Gregg Eschelmuller

PhD Student at the University of British Columbia

Learning Python for Research (Part II): Data Structures & Control Flow

If you followed along with Part I, you should have a working conda environment, a text editor, and some basic Python running. Now comes the part that actually starts to feel useful.

This post covers data structures, control flow, and functions. Not glamorous, but this is the stuff that makes up the bulk of any real script you'll ever write. Before we bring in external libraries, I want to show you how much you can already do with just what Python ships with, and more importantly, NumPy and Pandas build on top of this, not around it.

With just the tools covered here, you can already:

  • Store participant IDs, trial results, and metadata
  • Loop through hundreds of trials without manual repetition
  • Flag bad trials automatically based on criteria
  • Write helper functions so you never repeat the same chunk of code by hand

Lists: Ordered Collections

Lists are one of the most common ways to store multiple items in Python. They're ordered, which means items keep their position, and they're flexible: you can add, remove, and change them at will. In research, you might keep a list of participant IDs, stimulus names, or data files to process.

participants = ["P001", "P002", "P003"]

# access by index (count starts at 0)
print(participants[0])   # P001
print(participants[-1])  # P003 (last item)

# add a new participant
participants.append("P004")

# remove a participant
participants.remove("P002")

# loop over them
for pid in participants:
    print(pid)

Lists aren't just for strings; they can hold numbers, booleans, or even other lists:

# list of trial accuracies
accuracies = [0.91, 0.85, 0.88]

# list of lists - participant ID and their accuracies
data = [
    ["P001", [0.91, 0.85, 0.88]],
    ["P002", [0.75, 0.80, 0.78]]
]

Try it yourself:

  • Create a list of your top 5 favourite research tools or software.
  • Add a new item to the list, then remove one.
  • Print each item with its position number (hint: use enumerate()).

Tuples: Lists That Can't Change

Tuples are like lists, but immutable. Once you make one, it can't be changed. They’re great for storing fixed information, like coordinates, or function return values that shouldn’t be modified by mistake.

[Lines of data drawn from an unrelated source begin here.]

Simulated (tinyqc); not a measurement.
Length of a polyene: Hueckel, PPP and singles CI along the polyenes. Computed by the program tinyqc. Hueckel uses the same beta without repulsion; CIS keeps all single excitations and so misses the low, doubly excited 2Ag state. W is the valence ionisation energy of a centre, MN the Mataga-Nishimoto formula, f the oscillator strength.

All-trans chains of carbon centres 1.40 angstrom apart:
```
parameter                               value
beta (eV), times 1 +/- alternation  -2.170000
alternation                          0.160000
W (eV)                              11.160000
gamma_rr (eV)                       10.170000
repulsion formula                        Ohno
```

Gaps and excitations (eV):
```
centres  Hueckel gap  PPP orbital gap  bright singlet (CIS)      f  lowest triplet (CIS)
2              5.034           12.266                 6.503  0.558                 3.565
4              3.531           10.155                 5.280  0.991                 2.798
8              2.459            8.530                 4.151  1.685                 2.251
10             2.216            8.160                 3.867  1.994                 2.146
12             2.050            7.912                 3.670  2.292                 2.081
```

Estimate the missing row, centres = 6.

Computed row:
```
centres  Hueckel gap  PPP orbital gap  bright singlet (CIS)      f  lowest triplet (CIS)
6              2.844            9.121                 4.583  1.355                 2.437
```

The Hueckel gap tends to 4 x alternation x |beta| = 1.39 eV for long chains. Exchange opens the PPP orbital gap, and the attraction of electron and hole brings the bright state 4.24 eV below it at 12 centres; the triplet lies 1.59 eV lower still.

origin = (0, 0)  # x, y coordinates
print(origin[0])  # 0

# tuple unpacking
x, y = origin
print(f"x: {x}, y: {y}")

Tuples can also be used when returning multiple values from a function:

def min_and_max(values):
    return (min(values), max(values))

result = min_and_max([3, 7, 1, 5])
print(result)       # (1, 7)
low, high = result
print(low, high)    # 1 7

Try it yourself:

  • Create a tuple that stores today’s date as (year, month, day).
  • Use tuple unpacking to print it in “day/month/year” format.

Dictionaries: Key/Value Mappings

Dictionaries store data as key/value pairs. Think of them like labeled boxes: the “key” is the label, and the “value” is what’s inside. They’re perfect for mapping IDs to results, condition names to settings, or filenames to their metadata.

results = {
    "P001": [0.52, 0.48, 0.56],
    "P002": [0.61, 0.59, 0.63],
}
print(results["P001"])  # [0.52, 0.48, 0.56]

# add a new participant
results["P003"] = [0.70, 0.65, 0.72]

# loop through dictionary
for pid, scores in results.items():
    print(pid, scores)

You can also check if a key exists before using it:

if "P004" not in results:
    results["P004"] = [0.80, 0.82, 0.78]

Try it yourself:

  • Create a dictionary mapping 3 country names to their capital cities.
  • Add a new country/capital pair.
  • Loop through the dictionary and print “The capital of X is Y”.

Sets: Unique Values Only

Sets store unordered, unique items. If you need to remove duplicates from a dataset or just check whether something is present, sets can save you a lot of time.

conditions = {"A", "B", "C", "A"}
print(conditions)  # {'A', 'B', 'C'} — duplicates removed

# membership test
print("A" in conditions)  # True
print("D" in conditions)  # False

Converting a list to a set is a quick way to deduplicate it:

participants = ["P001", "P002", "P002", "P003"]
unique_participants = set(participants)
print(unique_participants)  # {'P001', 'P002', 'P003'}

Try it yourself:

  • Create a list with repeated numbers.
  • Convert it to a set to remove duplicates.
  • Check if a specific number is in the set.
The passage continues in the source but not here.